The days in which digital DJing meant simulating vinyl seem to be steadily coming to a close, replaced with new notions of the digital deck. That’s not to say digital vinyl control is going away – it’s just fading in popularity, replaced by systems that are more reliable, more flexible, and frankly, more organically related to what a digital deck actually does.
It’s becoming such a ubiquitous idea that the use of the word “controllerism” maybe fade into the background, too. (Apart from one very nice Web resource, that is!)
But what will that deck look like when you take physical control, if not vinyl on a turntable?
One of the biggest leaders in the market, Native Instruments, is hedging their bets. On the iPad, Native Instruments has a touchable waveform display. On a computer, you can still plug in vinyl control or Pioneer CDJs. Or, you can now get control of that deck via a touch strip.
That touch strip is the headline improvement on the revised Traktor Kontrol X1 (the MK2 in NI parlance). Nice as the iPad is, it feels a little, well, touchy to carry into a club. Physical mix controls are available for the iPad through the Kontrol Z1 (this is like keeping track of BMW models now), but everything else is via the iPad display and touch – so watch those sweaty fingers, in other words.
What that tradeoff nets you is lots of dedicated pads for cueing and effects. You still get continuous touch control for effects and deck control, but with a touch strip (one with the potential to work under harsher conditions).

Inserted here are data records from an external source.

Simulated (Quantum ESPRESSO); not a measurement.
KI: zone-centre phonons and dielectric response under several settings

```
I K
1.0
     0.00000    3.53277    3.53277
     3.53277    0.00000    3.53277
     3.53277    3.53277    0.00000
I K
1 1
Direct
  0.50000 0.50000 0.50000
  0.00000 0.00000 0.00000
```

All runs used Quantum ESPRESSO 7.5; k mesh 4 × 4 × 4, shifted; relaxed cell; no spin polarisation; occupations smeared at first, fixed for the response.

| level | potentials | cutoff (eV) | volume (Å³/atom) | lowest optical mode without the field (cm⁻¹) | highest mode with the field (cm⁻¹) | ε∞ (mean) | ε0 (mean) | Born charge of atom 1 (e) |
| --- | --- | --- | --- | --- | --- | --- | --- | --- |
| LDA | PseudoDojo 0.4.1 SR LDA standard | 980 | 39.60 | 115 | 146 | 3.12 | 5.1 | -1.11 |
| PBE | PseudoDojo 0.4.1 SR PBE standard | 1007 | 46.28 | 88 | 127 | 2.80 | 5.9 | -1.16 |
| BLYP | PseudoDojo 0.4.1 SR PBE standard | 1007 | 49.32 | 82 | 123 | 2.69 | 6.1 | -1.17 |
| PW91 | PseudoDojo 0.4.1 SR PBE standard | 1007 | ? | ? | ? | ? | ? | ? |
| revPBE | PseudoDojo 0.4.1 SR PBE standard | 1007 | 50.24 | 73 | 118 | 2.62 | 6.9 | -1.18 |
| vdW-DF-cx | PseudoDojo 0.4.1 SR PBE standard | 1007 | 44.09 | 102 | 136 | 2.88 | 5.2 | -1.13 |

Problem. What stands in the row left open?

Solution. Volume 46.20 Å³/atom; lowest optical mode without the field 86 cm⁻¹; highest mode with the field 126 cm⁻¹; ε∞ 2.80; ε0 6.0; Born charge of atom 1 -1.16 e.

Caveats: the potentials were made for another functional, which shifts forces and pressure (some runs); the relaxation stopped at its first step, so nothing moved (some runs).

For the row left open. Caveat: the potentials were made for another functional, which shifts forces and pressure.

This is still a tradeoff. In fact, ironically, all of NI’s videos feature a special effects gimmick added in post – color displays with the waveforms magically appear above the touch strip. Until we live in the movie Minority Report (or the X1 starts to build in real displays), that will actually require looking instead at your laptop screen.
The X1 MK2 does add more visual feedback – there’s a new 7-segment display and LEDs – but of course this is no replacement for the Traktor display on the iPad or computer. (Pioneer’s CDJ nexus has its own displays, of course – just at an order of magnitude higher price than an X1.)
But with a sensible layout, and the massively-expanded flexibility of that touch strip, the Kontrol X1 MK2 looks like a modest but welcome update.
Celebrity endorsement videos usually are call for wincing, but Felix da Housecat does a bang-up job explaining what this looks like in a rig. In his case, it’s not even an all-NI rig, either – he mixes Pioneer and NI gear. You could almost believe Felix was the product manager. See the full video:
Of course, here on CDM we aren’t satisfied just to take these things as they are. The X1 MK2 layout is nice enough that I wonder if it might be hacked to build a custom setup. I was toying with the idea of building some experimental DJ setup in Pd or something, just as a fevered fantasy. But if someone does have an idea like that, we’d love to hear.
$229 / 199 € / 20,800 ¥.
And for once, first-gen hardware owners aren’t left out – you don’t get money back, but you get a $50 / 50 € / ¥ 5000 e-voucher for NI when you register.
You need Traktor Pro – no software is included.